Prove or disprove: $\dim \left( \operatorname{range} \left( S^{-1} T S \right) \right) = \dim \left( \operatorname{range} \left( T \right) \right)$, where $S$ is invertible and $T, S \in L(V)$.
I intuitively think it is true, because $S$ is invertible and it doesn't change the column space and row space of $M(T)$, where $M(T)$ is the matrix of $T$. But I cannot give a strict proof.
Or if I can prove $\dim \left( \operatorname{null} \left( S^{-1} T S \right) \right) = \dim \left( \operatorname{null} \left( T \right) \right)$, I can say $\dim \left( \operatorname{range} \left( S^{-1} T S \right) \right) = \dim \left( \operatorname{range} \left( T \right) \right)$ because of Fundamental theorem of linear algebra. But I failed.

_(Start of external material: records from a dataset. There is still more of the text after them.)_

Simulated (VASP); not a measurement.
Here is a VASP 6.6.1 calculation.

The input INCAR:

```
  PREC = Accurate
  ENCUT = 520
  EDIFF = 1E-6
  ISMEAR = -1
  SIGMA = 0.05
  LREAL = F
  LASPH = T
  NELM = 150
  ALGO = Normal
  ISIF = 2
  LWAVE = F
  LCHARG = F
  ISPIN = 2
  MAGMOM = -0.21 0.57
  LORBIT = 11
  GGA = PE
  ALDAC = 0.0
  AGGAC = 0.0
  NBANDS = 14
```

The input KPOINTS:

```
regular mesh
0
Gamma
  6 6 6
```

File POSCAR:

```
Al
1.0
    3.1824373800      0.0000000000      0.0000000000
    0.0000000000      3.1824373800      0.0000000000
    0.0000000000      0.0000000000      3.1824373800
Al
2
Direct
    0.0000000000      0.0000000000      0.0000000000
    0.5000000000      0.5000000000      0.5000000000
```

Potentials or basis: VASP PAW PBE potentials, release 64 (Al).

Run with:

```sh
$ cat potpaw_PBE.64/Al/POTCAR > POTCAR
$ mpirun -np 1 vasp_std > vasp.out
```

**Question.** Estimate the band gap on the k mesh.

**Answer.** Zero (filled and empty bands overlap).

And what's more I wonder whether $\operatorname{range} \left( S^{-1} T S \right) = \operatorname{range} \left( T \right)$ or not.
Best Answer
Proof. Let $x\in\operatorname{range}\left(S^{-1}TS\right)$ be arbitrary, then $x=S^{-1}TS(v)$ for some $v\in V$. Since $x=S^{-1}TS(v)=S^{-1}T(S(v))$ for some $S(v)\in V$, then $x\in\operatorname{range}\left(S^{-1}T\right)$. Therefore, $\operatorname{range}\left(S^{-1}TS\right)\subseteq\operatorname{range}\left(S^{-1}T\right).$
Let $x\in\operatorname{range}\left(S^{-1}T\right)$ be arbitrary, then $x=S^{-1}T(v)$ for some $v\in V$. Since $x=S^{-1}T(v)=S^{-1}T(SS^{-1}(v))=S^{-1}TS(S^{-1}(v))$ for some $S^{-1}(v)\in V$, then $x\in\operatorname{range}\left(S^{-1}TS\right)$. Therefore, $\operatorname{range}\left(S^{-1}T\right)\subseteq\operatorname{range}\left(S^{-1}TS\right).$
Therefore, $\operatorname{range}\left(S^{-1}TS\right)=\operatorname{range}\left(S^{-1}T\right).$ In particular, $$\tag{*} \label{*} \dim\operatorname{range}\left(S^{-1}TS\right)=\dim\operatorname{range}\left(S^{-1}T\right).$$
Proof. Let $\varphi:\operatorname{range}\left(T\right)\to\operatorname{range}\left(S^{-1}T\right)$ be a linear transformation defined by $\varphi(x)=S^{-1}x$.
Let $x,y\in\operatorname{range}\left(T\right)$. Note that $$\varphi(x)=\varphi(y)\implies S^{-1}x=S^{-1}y\implies SS^{-1}x=SS^{-1}y\implies x=y.$$ Therefore, $\varphi$ is injective.
Now, let $y\in\operatorname{range}\left(S^{-1}T\right)$ be arbitrary. Choose $x=Sy$. Thus, $x\in\operatorname{range}\left(T\right)$ and $$\varphi(x)=\varphi(Sy)=S^{-1}\left(Sy\right)=y.$$ Therefore, $\varphi$ is surjective.
Therefore, $\operatorname{range}\left(S^{-1}T\right)\simeq\operatorname{range}\left(T\right).$ It follows that $$\tag{**} \label{**}\dim\operatorname{range}\left(S^{-1}T\right)=\dim\operatorname{range}\left(T\right).$$